Daily Archives: March 21, 2018

Yesterday’s Illinois Primary

By Jim Ellis

March 21, 2018 — Land of Lincoln voters went to the polls yesterday to vote in the nation’s second primary of the 2018 midterm election season.

2018-elections-open-seats-185The headliner of Election Day was the gubernatorial primary, as Gov. Bruce Rauner (R), sporting poor job approval ratings but having virtually unlimited financial resources, squared off against conservative state Rep. Jeanne Ives (R-Wheaton). Ives received early support in the form of a $2.5 million donation from mega-donor Dick Uihlein, but her standing did not greatly improve in the past weeks, meaning her long-shot campaign remained as such entering Election Day.

Because of significant dissatisfaction with Gov. Rauner within the GOP base constituency, Ives was projected to perform better than a typical candidate challenging a sitting governor in a party primary. Yet, her performance was not strong enough to deny Rauner from advancing into the general election. Rauner scored only a 51.5 – 48.5 percent win over Ives in a primary result that indicates the state chief executive’s GOP political base is eroding.

Yesterday’s most competitive race wasn’t the one most had predicted — on the Democratic side of the gubernatorial primary. Venture capitalist J.B. Pritzker had spent over $65 million of his own money in this campaign, and was fortunate to have drawn two equivalently strong intra-party opponents.

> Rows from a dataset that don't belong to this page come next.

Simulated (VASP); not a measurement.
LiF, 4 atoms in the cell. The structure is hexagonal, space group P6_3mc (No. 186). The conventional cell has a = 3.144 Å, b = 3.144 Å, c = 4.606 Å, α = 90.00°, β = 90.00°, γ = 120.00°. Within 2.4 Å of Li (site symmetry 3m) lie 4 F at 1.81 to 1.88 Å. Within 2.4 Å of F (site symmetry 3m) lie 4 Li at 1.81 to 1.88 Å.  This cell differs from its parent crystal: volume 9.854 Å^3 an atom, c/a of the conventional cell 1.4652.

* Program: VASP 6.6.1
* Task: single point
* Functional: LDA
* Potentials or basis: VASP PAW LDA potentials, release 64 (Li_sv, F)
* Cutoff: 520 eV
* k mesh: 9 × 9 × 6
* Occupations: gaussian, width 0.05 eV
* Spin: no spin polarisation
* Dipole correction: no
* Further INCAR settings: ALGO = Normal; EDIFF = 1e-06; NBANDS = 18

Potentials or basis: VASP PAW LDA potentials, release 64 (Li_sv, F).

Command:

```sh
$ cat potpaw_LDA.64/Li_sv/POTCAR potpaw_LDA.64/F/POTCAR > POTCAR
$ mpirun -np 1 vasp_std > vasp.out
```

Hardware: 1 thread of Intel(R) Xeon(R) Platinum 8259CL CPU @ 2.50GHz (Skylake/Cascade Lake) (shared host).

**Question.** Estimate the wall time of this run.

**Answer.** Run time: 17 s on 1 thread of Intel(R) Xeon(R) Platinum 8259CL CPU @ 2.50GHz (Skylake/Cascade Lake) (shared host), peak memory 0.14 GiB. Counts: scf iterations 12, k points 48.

A new poll from Victory Research (March 13-16; 1,204 registered Illinois voters) — the last before the vote — found Pritzker with only a 32-26-22 percent lead over Chicago businessman Chris Kennedy, who had advertised heavily and featured footage in his promotional ads of his late father, US attorney general and Sen. Robert F. Kennedy, and state Sen. Daniel Biss (D-Chicago). Biss had shown surprising strength for a legislator without statewide name identification. But Pritzker won the party nomination with 45.4 percent of the vote, a much larger total than the polling had predicted.